Eight days ago, the Raiders were within striking distance of the AFC West lead. Today, they are three games behind the pace-setting Denver Broncos and one more loss away from shifting their thoughts to 2013.
The quick turn of events illustrates just how fast a team’s fate can change in the NFL. The Raiders 55-20 loss to the Baltimore Ravens on Sunday, coupled with the Broncos victory over the Carolina Panthers, leaves the Raiders three games behind the Broncos and wondering where things went awry.
A scan of the stats from today’s game shows that the Raiders outgained the Ravens, converted a higher percentage of third-down plays and controlled the ball for far longer than the Ravens.
However, that’s why stats can be so misleading, too.
The Ravens outplayed the Raiders overall, especially on special teams and in making the big plays when it mattered most.
In particular, the Ravens returned a kick for a touchdown, turned a fake field-goal attempt into a touchdown and recovered a muffed punt return by Phillip Adams that led to another Ravens touchdown.
Ravens quarterback Joe Flacco also got far more out of his 341 yards passing than Carson Palmer did out of his 368.

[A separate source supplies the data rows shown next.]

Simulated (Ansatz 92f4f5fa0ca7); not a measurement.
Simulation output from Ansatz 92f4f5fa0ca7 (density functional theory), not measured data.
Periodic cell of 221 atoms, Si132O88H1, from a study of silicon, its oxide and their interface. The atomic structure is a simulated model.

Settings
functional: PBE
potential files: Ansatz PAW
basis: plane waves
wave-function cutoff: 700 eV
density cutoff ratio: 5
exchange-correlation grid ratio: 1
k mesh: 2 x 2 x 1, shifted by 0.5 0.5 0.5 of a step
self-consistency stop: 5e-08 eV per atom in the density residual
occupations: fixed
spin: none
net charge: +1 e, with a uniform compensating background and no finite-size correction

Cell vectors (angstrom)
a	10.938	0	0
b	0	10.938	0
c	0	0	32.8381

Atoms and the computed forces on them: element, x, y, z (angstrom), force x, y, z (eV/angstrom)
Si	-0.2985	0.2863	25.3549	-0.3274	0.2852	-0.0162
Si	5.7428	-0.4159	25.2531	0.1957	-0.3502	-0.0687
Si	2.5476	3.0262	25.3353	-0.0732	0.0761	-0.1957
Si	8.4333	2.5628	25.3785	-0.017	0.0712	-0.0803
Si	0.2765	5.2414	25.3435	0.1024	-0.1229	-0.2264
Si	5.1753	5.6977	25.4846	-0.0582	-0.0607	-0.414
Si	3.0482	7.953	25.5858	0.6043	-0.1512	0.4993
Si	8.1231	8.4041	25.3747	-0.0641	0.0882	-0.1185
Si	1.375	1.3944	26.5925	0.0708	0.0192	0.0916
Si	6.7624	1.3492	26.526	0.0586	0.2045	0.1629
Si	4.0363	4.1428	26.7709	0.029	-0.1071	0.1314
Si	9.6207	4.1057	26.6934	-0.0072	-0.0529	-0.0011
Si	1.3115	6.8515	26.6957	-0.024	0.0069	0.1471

Flacco passed for three touchdowns and consistently got the Ravens into scoring position with well-timed, well-placed throws.
— This was supposed to be the game that we got an extensive look at second-year running back Taiwan Jones, given injuries to Nos. 1 and 2 backs Darren McFadden and Mike Goodson.
Instead, the Raiders relied more upon fullback Marcel Reece and rookie Jeremy Stewart in the run game than they did Jones, who rushed only twice.
Reece rushed 13 times for 48 yards, Stewart seven for 22. Jones rushed twice for 6 yards and caught one pass for 7 yards.
Stewart spent the first part of the season on the Raiders practice squad. He was signed to the 53-man roster Saturday and played more than Jones, who has been active all season, one day later.
— The Raiders committed 10 penalties for 105 yards and looked nothing like the team that showed good composure and discipline in that regard for most of the first eight games.
Twice, linebacker Aaron Curry got called for personal-foul penalties. He talked at length about wanting to bring passion and energy to the Raiders in his first game back from injured knees.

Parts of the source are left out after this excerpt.